The Twins' most accomplished starting pitcher in 2013 hadn't accomplished much during the opening weeks of this season. Kevin Correia has been one of the reasons behind what was expected to be a team strength becoming a team concern.

Correia's 0-for-April ended with his worst outing of the young season, when he gave up seven runs to Detroit. That must have been the kick in the pants he needed, as Correia is now in the win column. He shut down Baltimore for seven innings while Joe Mauer helped the Twins offense break out of a mini-slump with a three-run homer in a 6-1 victory at Target Field on Saturday.

The Twins ended their four-game losing streak behind Correia's first victory since Sept. 1, 2013, a span of nine starts.

Now the rest of the rotation can attempt to build off what has transpired the first two games of this series. Though the Twins lost 3-0 Friday night, Ricky Nolasco pitched a complete game to save a bullpen depleted by Thursday's doubleheader with the Dodgers. Correia followed with seven strong innings, holding the Orioles to one run on five hits and no walks and three strikeouts.

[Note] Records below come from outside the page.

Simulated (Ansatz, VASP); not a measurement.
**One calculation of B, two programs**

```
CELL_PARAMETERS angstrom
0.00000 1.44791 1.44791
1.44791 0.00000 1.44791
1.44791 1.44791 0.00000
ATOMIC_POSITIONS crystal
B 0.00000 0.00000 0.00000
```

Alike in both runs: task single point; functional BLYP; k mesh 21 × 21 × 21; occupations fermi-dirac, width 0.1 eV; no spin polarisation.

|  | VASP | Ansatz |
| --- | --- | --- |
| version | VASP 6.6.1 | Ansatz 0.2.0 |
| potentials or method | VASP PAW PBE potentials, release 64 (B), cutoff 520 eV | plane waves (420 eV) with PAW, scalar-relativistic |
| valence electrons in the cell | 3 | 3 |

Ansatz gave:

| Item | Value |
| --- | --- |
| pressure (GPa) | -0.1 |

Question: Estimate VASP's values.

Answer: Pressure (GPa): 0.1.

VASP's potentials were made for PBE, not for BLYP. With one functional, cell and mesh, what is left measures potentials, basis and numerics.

Correia actually spoke with Nolasco twice before Saturday's game. One meeting took place in the video room. Another took place in the hot tub (don't judge, that's how some players get their muscles loose).

"I was able to talk to him and was able to get a good game plan on what I needed to do to pitch deep into the game," Correia said.

The only Orioles run came in the second inning, after a curveball that struck out Adam Jones bounced to the backstop. Jones reached first safely, stole second and scored on J.J. Hardy's single. But Correia (1-3) shined from there, retiring the final eight batters he faced after Nick Markakis' one-out double in the fifth inning.

Correia lowered his ERA to 6.09 with the outing. Think that's a little high? He entered with it at 7.33. But he threw 17 first-pitch strikes to the first 24 batters he faced to set the tone. He got his usual share of ground-ball outs, but when the Orioles did elevate a pitch, it was hit to center fielder Sam Fuld, who recorded eight putouts. Casey Fien pitched the eighth and Jared Burton the ninth to wrap up the victory.

"After Kevin's last outing it was a good bounce-back for him," manager Ron Gardenhire said.

The Twins backed him with a first-inning RBI double by Trevor Plouffe and a third-inning homer by Brian Dozier off Orioles lefthander Wei-Yin Chen (3-2), Dozier's eighth homer of the season. But through four innings, they were 0-for-6 with runners in scoring position, after going 0-for-11 Friday and 2-for-13 in Game 2 Thursday.

Mauer broke through by foiling the Orioles' shift with a fifth-inning RBI single to score Dozier from second. Two innings later, he came up with runners at the corners and blasted a homer to left off righthander Brad Brach. Mauer is batting .375 over his past 10 games.

"We got on base. Joe hit a huge three-run homer," Dozier said. "All of that aside — everyone from one through nine swung the bat really good today — a heck of a pitching performance by Kevin. We really needed that."

Perhaps more meetings should take place in the hot tub.